Bissonnette was reportedly inspired by French nationalist Marine Le Pen, who visited Quebec City last summer. Le Pen, leader of the far-right National Front party, courted controversy over her 2010 remarks that compared Muslims praying on the street to a Nazi occupation—remarks that landed her in court for inciting racial hatred. A report in the Globe and Mail says Le Pen’s visit prompted Bissonnette to express “extreme online activism.”
As we wait for details about Bissonnette’s motives to emerge, experts who study right-wing extremism say it was only a matter of time before an event like the shooting took place.
“I can’t say it was completely unexpected,” said Barbara Perry, a criminology professor at the University of Ontario Institute of Technology who authored a study on white supremacists in Canada published last year.
“I expected there would be murders, at the very least serious injuries and assaults given the uptick we’ve seen across North America and in Europe.”
Perry’s report defines right wing extremists as people who are fixated on a white power-based nationalism; they tend to be xenophobic and threatened by non-whites, immigrants, Jews, homosexuals, and feminists, and they perceive the government as being a pawn of these groups.
She tracked the movement across Canada, speaking with former extremists, members of communities impacted, law enforcement officials, and people combatting this type of ideology. She identified more than 100 groups in Canada, including Soldiers of Odin, the KKK, Blood and Honour, Combat 18, and the Hammerskins. Some of the groups consist of nothing more than “one guy with a laptop in the basement” said Perry, while more prominent skinhead groups in Quebec have 20 to 40 members.
Perry said the internet is where “those who are perpetuating the rhetoric or going in search of the rhetoric… live.” But, while it sounds like Bissonnette expressed some right wing views, she said it’s very difficult to predict when online rhetoric will turn into real world violence.
“The whole idea that we can predict is a myth that we need to get over,” she said.
According to Perry’s report, 9/11 made the public fear terrorism in a way they previously hadn’t. But the attack drew attention away from the more common white domestic terrorists, like Oklahoma City bomber Timothy McVeigh, and instead put the focus on brown-skinned Muslim men.
In studying 30 years worth of violent incidents in Canada, however, Perry found around 120 events coming from white supremacists and related groups versus seven acts of violence coming from what the study refers to as Islamic extremism.
“It really puts it into perspective,” she said.
Simon Fraser University PhD student Ryan Scrivens co-authored the report with Perry.

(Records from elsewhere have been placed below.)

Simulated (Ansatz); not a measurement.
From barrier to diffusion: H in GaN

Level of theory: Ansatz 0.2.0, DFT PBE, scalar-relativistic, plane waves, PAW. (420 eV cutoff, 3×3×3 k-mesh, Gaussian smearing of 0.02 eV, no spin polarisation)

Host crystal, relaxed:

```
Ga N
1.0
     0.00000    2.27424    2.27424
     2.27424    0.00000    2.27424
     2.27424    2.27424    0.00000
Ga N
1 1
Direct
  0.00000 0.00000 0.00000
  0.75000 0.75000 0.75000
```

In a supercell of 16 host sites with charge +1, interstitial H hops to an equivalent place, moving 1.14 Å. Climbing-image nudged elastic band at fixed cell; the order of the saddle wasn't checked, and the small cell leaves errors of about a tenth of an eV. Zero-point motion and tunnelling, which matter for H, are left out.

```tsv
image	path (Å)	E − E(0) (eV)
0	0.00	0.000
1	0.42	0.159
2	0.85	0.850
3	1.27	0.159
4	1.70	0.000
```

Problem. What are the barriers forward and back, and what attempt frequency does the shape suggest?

He told VICE that when racially-motivated violence did break out, law enforcement officials tended to write it off as isolated incidents.
“They didn’t communicate, they just thought ‘We have a couple skinheads in our city or town.’ It was a broader problem,” he said.
He pointed out Justin Bourque, the man who killed three RCMP officers in Moncton in 2014, wasn’t labelled as a terrorist but rather as a lone wolf with mental health issues.
Both Scrivens and Perry said populist rhetoric by politicians and, in the case of Donald Trump, an actual Muslim ban, are fuelling the tensions.
Read more: Quebec Mosque Shooting Reminds Us Canada’s Hate Is Not Imported
“Our worst fear is realized of what the impact of this rhetoric would be and it’s not coincidence it happened on the same weekend that [Trump] invoked that executive order. It was a message that clearly said there are people who don’t belong in this country.”
In Canada, Conservative candidate Kellie Leitch was called out on Twitter after she expressed her condolences over the mosque shooting. Leitch has advocating for screening immigrants for “Canadian values,” which many view as dog-whistle politics.
Perry said Leitch would be “foolish” not to reconsider her tactics. J.M. Berger, a fellow at The Hague International Centre for Counter-Terrorism said it’s difficult to determine how rhetoric translates into violence. However, he explained that the US has seen a wave of hate crimes and harassment following Trump’s election and there’s good reason to think that trend will continue, similar to what happened in the UK following Brexit.
“There’s no doubt that President Trump’s campaign has profoundly emboldened white nationalists in the United States and abroad, in terms of organizing and promoting their message,” he said.
According to Berger’s studies, white nationalists are outperforming ISIS on Twitter and other websites. He said the two groups have some things in common—they divide the world into two categories of identity, with an “in group” and an “out group.”
He said ISIS has “one of the most violent prescriptions for dealing with the out group,” whereas neo-Nazis, while historically very violent, have been less able to mobilize their followers to carry out mass murders at a consistent pace in recent times.
In addition to bringing the people who commit crimes to justice, Perry said it’s important to attempt to intervene when people express right-wing extremist views online.
She pointed to an initiative in the UK where social workers monitor chatter about white power on Facebook and Twitter and try to directly engage people in a dialogue. She also talked about how Google ads have been used to redirect someone searching for white power groups to sites with “alternative narratives.”
“I think we really need to pay more attention to that than the punitive responses, which can be counterproductive,” she said.